Seven Earth-Sized Planets Have Been Spotted Around a Nearby Star

NASA

In late 2015, in the Chilean desert, astronomers pointed a telescope at a faint, nearby star known as a red dwarf. Amid the star’s dim infrared glow, they spotted periodic dips, a telltale sign that something was passing in front of it, blocking its light every so often. Last summer, the astronomers concluded the mysterious dimming came from three Earth-sized planets—and that they were orbiting in the star’s temperate zone, where temperatures are not too hot, and not too cold, but just right for liquid water, and maybe even life.

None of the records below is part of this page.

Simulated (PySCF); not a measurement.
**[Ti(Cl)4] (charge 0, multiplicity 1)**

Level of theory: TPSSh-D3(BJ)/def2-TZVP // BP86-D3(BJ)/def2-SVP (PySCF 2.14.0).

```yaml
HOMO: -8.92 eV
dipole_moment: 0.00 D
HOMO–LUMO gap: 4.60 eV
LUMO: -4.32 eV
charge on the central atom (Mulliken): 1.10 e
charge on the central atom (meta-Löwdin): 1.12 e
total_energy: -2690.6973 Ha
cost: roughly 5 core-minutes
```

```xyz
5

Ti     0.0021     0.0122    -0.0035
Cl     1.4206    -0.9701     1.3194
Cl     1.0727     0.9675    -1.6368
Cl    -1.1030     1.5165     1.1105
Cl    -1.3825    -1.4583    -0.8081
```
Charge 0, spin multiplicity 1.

This was an important find. Scientists for years had focused on stars like our sun in their search for potentially habitable planets outside our solar system. Red dwarfs, smaller and cooler than the sun, were thought to create inhospitable conditions. They’re also harder to see, detectable by infrared rather than visible light. But the astronomers aimed hundreds of hours worth of observations at this dwarf, known as TRAPPIST-1 anyway, using ground-based telescopes around the world and NASA’s Spitzer Space Telescope.

It paid off. There are not three, but seven rocky planets with Earth-like masses orbiting TRAPPIST-1, the astronomers reported Wednesday in the journal Nature. Even though it’s a star, TRAPPIST-1, located about 40 light-years from Earth, is only slightly bigger than Jupiter. If TRAPPIST-1 were the size of our sun, all seven planets would be well inside the orbit of Mercury. Despite the close quarters, the planets orbit in a part of the system where temperatures could be between 0 and 100 degrees Celsius, allowing liquid water to pool on their surfaces. Three of the planets are located firmly in the habitable zone, orbiting at a comfortable distance from the star, far enough to safely soak in the warmth without the heat vaporizing their atmospheres or boiling away water. The research, led by the University of Liège in Belgium, marks the largest bounty of Earth-sized planets ever discovered in a single star system.

Here’s an artist’s depiction of the seven planets:

(NASA / JPL-Caltech)

The astronomers found the four newcomers by again measuring fluctuations in stellar light as the objects transited the parent star, revealing both their existence and information about their mass. Their findings suggest all seven are tidally locked, with one side perpetually facing TRAPPIST-1. (The habitable, water-friendly portion of each planet would likely be the ring between the hot, star-facing side and the cool, dark side.) The researchers estimate the orbital periods of the first six planets—the time they take to complete one loop around TRAPPIST-1—range between 1.5 and 12 days. The seventh planet made only one transit during the observations, so its orbit remains a mystery. The gravitational interactions between the six inner planets push them to orbit in a specific pattern around the star, a phenomenon known as a near-resonant chain. For example, for every eight orbits the innermost planet makes, the second makes exactly five. The system resembles Jupiter’s moons Ganymede, Europa, and Io, tidally locked objects that orbit in resonance, too.

TRAPPIST-1 and its septet of planets can’t be imaged directly, but that doesn’t matter much in the search for habitable planets. What’s needed is powerful telescopes capable of sweeping the system for biomarkers like oxygen and other exhalations of life. TRAPPIST-1 is a perfect target for star hunters like the James Webb Space Telescope, which in 2018 will begin scanning the skies from a vantage point of one million miles from Earth.

Until recently, red dwarfs were mostly overlooked in exoplanet exploration, but these ultracool stars seem to be proving skeptics wrong. Last August, astronomers using the European Southern Observatory in Chile discovered an Earth-sized planet orbiting in the temperate zone of Proxima Centauri, a red dwarf just four light-years away. In some ways their dimness is a boon for astronomers, as it makes it easier to see transiting objects and, potentially, signs of life on their surfaces. That’s good news, because red dwarfs are the most common kind of star in the Milky Way, accounting for more than three-fourths of the galaxy’s estimated 100 billion stars. There are likely many more systems like TRAPPIST-1, with plenty of Earth-sized planets.

The TRAPPIST-1 astronomers say they debated what a sunset may look on one of the tightly clustered planets. Despite its name, the red dwarf would emit a salmon hue, they decided, its darkest tones hidden in infrared, beyond the deepest red humans can see. The exoplanets could be frozen worlds, their icy crusts covered with cracks like the surface of Europa. Their terrain could carry the signs of water long gone, like channels carved by ancient floods on Mars. Or there could be water, lapping gently over rock beneath the salmon-colored sunset. And with luck, there might be something stirring underneath.